You are viewing a plain text version of this content. The canonical link for it is here.

Posted to dev@tez.apache.org by Jonathan Eagles <je...@gmail.com> on 2016/01/20 23:06:34 UTC

[DISCUSS] Merge OOM improvements

A new pattern of pig jobs that succeed with MR and fail with Tez have been
identified. Hoping to brainstorm ideas so we can identify issues and file
target jiras.

Here is a typical stack trace, though sometimes it occurs with final merge
(since in-memory segment overhead > mapout overhead)

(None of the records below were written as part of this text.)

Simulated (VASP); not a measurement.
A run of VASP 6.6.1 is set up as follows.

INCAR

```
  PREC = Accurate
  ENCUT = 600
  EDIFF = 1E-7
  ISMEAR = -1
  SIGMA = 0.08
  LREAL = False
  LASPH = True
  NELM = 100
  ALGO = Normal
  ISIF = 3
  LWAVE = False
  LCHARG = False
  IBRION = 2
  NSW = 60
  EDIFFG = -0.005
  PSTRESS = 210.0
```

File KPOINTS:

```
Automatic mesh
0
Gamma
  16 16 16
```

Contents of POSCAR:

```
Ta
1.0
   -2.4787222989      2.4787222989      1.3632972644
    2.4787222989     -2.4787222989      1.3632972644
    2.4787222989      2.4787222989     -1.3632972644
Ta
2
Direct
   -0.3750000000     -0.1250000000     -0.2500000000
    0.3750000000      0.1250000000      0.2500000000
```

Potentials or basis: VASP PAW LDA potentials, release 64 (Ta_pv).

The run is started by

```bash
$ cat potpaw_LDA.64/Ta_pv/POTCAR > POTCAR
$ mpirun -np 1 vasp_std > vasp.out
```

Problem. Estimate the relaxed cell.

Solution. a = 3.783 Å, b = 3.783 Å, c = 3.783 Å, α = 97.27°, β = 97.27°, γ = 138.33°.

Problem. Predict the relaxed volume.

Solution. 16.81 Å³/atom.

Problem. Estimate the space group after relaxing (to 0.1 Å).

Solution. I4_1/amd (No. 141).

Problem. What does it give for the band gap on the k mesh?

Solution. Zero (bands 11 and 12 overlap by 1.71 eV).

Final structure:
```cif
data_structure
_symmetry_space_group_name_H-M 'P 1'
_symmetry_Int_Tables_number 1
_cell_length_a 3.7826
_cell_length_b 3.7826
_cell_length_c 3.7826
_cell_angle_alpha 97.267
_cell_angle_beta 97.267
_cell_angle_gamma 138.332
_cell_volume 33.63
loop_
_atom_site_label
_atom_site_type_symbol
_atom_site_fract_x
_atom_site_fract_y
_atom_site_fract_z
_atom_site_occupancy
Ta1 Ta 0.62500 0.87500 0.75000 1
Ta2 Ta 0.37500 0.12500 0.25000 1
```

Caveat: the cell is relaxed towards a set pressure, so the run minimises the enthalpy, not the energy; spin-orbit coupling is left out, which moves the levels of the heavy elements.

Caused by: java.lang.OutOfMemoryError: GC overhead limit exceeded
at org.apache.hadoop.io.DataInputBuffer.<init>(DataInputBuffer.java:68)
at
org.apache.tez.runtime.library.common.shuffle.orderedgrouped.InMemoryReader.<init>(InMemoryReader.java:42)
at
org.apache.tez.runtime.library.common.shuffle.orderedgrouped.MergeManager.createInMemorySegments(MergeManager.java:837)
at
org.apache.tez.runtime.library.common.shuffle.orderedgrouped.MergeManager.access$200(MergeManager.java:75)
at
org.apache.tez.runtime.library.common.shuffle.orderedgrouped.MergeManager$InMemoryMerger.merge(MergeManager.java:642)
at
org.apache.tez.runtime.library.common.shuffle.orderedgrouped.MergeThread.run(MergeThread.java:89)

*Details*
  around 1,000,000 spills were fetched committing around 100MB to the
memory budget (500,000 in memory). However, actual memory used for 500,000
segments (50-350 bytes) is 480MB (expected 100-200MB)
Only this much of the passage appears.